I spend a lot of time thinking about the difference between “good speakers” and “great speakers”.
Today I will reflect over the difference approach that I think “great speakers’ have towards their content vs “good speakers”.
My theory is this:
Good speakers are speakers who think they are great because they think they have these amazing ideas and concepts that they have come up all by themselves.
Great speakers are speakers who have a passion for a subject and who then go out and try to learn as much as possible about this subject from OTHERS.
See the difference?
Great speakers do not think that they are great – instead they think that the topic that they are speaking on is great, and therefor they want to learn as much as possible about this topic from others.
Less about “me, me, me” and more about “learn, learn, learn.”
People who constantly want to learn more are great teachers. (and speakers are, after all, teachers.)
If you are a speaker on Customer Service, do you interview your taxi driver about service?
If you are a speaker on Leadership, do you ask your child’s teacher if they have any examples of great leadership from children?
If you are a speaker on Focus, do you interview your dentist on what she does to stay focused on the task when her patiens are screaming?
Are you constantly trying to learn more about your subject?
I hate when speakers talk about themselves as “gurus” where it is supposed to give the feeling of an “all knowing expert”.
I love when I met a speaker (or any person) who feels that there is yet so much to learn.

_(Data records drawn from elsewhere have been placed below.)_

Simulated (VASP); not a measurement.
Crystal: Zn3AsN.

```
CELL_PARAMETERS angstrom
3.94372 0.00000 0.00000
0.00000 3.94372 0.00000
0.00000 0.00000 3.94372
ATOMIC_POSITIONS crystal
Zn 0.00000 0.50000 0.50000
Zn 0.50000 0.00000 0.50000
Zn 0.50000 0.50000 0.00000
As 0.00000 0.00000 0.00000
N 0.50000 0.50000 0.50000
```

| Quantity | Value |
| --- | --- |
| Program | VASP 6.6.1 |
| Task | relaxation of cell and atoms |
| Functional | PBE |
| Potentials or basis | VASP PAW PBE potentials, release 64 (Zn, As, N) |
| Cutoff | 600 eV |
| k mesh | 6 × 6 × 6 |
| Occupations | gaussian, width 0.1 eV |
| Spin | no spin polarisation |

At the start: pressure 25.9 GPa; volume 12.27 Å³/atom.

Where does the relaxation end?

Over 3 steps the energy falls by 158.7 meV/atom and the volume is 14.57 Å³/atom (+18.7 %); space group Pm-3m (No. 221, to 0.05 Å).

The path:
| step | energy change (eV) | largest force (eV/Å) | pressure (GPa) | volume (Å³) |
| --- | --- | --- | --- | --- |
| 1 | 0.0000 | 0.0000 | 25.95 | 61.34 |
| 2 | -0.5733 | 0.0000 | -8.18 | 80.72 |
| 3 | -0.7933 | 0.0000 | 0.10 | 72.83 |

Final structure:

Today I met two people like that.
Andreas Ehn and Lisa Enckell
Lisa is a consultant and speaker. Andreas is an investor (and former CTO of Spotify)
They have just embarked on project where they will live in 10 different parts of the world in the next five years. On their website (https://approach.world ), where you can follow them on this journey, they write:
“We want to understand the world better. So we decided to spend five years living for six months in each of the ten countries that we believe will have the biggest economic impact on the world in the next 20–30 years. We will divide our time between learning about places, working with startups and investors and making early-stage angel investments in the local markets.”
You have to love an approach like that!
Or at least I do that, as a speaker who speak on the need to have a global mindset.
So since they right now are in Singapore I jumped at the opportunity to have them over to learn more about why they doing this epic and hyper-inspirational project.
Meetings like this inspires me to want to learn even more about how to have a global – or should i say, “human’, approach to life and business. Something that I think, and hope, will be felt when I give my talks on this very subject.
Lesson: If you, as a speaker, get more out of teaching (i.e. speaking) than you do out of learning (i.e. interviewing others on the topic you are speaking on) then perhaps it is time to stop speaking.